EKS in Production: Lessons from Two Very Different Clusters

Running EKS in production is a different game than spinning up a tutorial cluster. I’ve operated two production EKS environments with very different requirements, and the lessons from each shaped how I think about Kubernetes on AWS.

Cluster One: SaaS Platform

A SaaS product running on EKS 1.34 in eu-west-1. The stack: Karpenter v1.8.2 for node management, Bottlerocket as the node OS, Aurora PostgreSQL Serverless v2 for the data layer, and three distinct node pools.

This cluster needed to be cost-efficient during quiet periods and scale aggressively for peak load. The workloads were predictable enough to optimize around — web frontends, API services, and background workers.

Cluster Two: E-Mobility Startup

An EV charging platform on EKS 1.33. Completely different beast: 15+ Spring Boot microservices, EMQX MQTT broker for real-time charger communication, 27+ ECR repositories, and ElastiCache Redis for session and cache layers.
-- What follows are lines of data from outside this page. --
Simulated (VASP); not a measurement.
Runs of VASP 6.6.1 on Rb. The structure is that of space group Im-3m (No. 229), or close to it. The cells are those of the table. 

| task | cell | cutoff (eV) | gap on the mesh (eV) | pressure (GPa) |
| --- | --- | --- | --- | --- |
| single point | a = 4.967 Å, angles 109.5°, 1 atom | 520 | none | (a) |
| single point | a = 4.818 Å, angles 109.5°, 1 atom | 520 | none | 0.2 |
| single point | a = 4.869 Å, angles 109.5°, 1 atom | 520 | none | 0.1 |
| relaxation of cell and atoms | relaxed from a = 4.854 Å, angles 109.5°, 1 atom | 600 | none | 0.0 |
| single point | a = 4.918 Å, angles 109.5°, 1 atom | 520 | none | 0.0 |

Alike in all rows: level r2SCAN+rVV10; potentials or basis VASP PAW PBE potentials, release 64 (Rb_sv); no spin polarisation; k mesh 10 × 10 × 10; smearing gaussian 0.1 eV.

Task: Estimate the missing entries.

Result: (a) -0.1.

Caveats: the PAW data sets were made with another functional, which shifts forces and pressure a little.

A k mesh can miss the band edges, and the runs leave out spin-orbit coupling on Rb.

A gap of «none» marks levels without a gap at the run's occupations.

The challenge here wasn’t scale — it was complexity. Dozens of services with interdependencies, real-time protocol requirements (MQTT), and a team that needed to ship features fast without breaking the charging network.

Karpenter vs Cluster Autoscaler

Both clusters use Karpenter. The decision wasn’t close.

Cluster Autoscaler works at the node group level — it scales groups up or down based on pending pods. Karpenter works at the individual node level. It looks at pending pod requirements, finds the cheapest instance type that satisfies them, and provisions exactly that.

The practical difference: Cluster Autoscaler might give you an m5.2xlarge when you only need an m5.large. Karpenter picks the right size every time. On the SaaS cluster, switching to Karpenter cut compute costs by roughly 30%.

Node Pool Strategy

The SaaS cluster runs three node pools:

apiVersion: karpenter.sh/v1
kind: NodePool
metadata:
  name: spot-workers
spec:
  template:
    spec:
      requirements:
        - key: karpenter.sh/capacity-type
          operator: In
          values: ["spot"]
        - key: node.kubernetes.io/instance-type
          operator: In
          values: ["m5.large", "m5.xlarge", "m5a.large", "m5a.xlarge",
                   "m6i.large", "m6i.xlarge", "m6a.large", "m6a.xlarge"]
        - key: topology.kubernetes.io/zone
          operator: In
          values: ["eu-west-1a", "eu-west-1b", "eu-west-1c"]
      nodeClassRef:
        group: karpenter.k8s.aws
        kind: EC2NodeClass
        name: bottlerocket
  disruption:
    consolidationPolicy: WhenEmptyOrUnderutilized
    consolidateAfter: 60s
  limits:
    cpu: "100"
    memory: 400Gi

Spot — CI runners, batch jobs, non-critical workers. Wide instance type selection for availability.
On-demand — Production API services and anything customer-facing. No interruption risk.
Dedicated — GitLab runners that need consistent performance and can’t tolerate spot reclamation mid-pipeline.

The e-mobility cluster uses a simpler split: on-demand for everything customer-facing (charging sessions can’t drop), spot for development and testing namespaces.

GitOps with ArgoCD

Both clusters use ArgoCD with the app-of-apps pattern. A root application points to a directory of Application manifests, each defining a service and its target environment.

Three environments: dev, UAT, and prod. Each environment gets its own namespace and values overlay. Promotion is a PR that updates the image tag in the UAT or prod values file. No manual kubectl applies, no SSH into nodes.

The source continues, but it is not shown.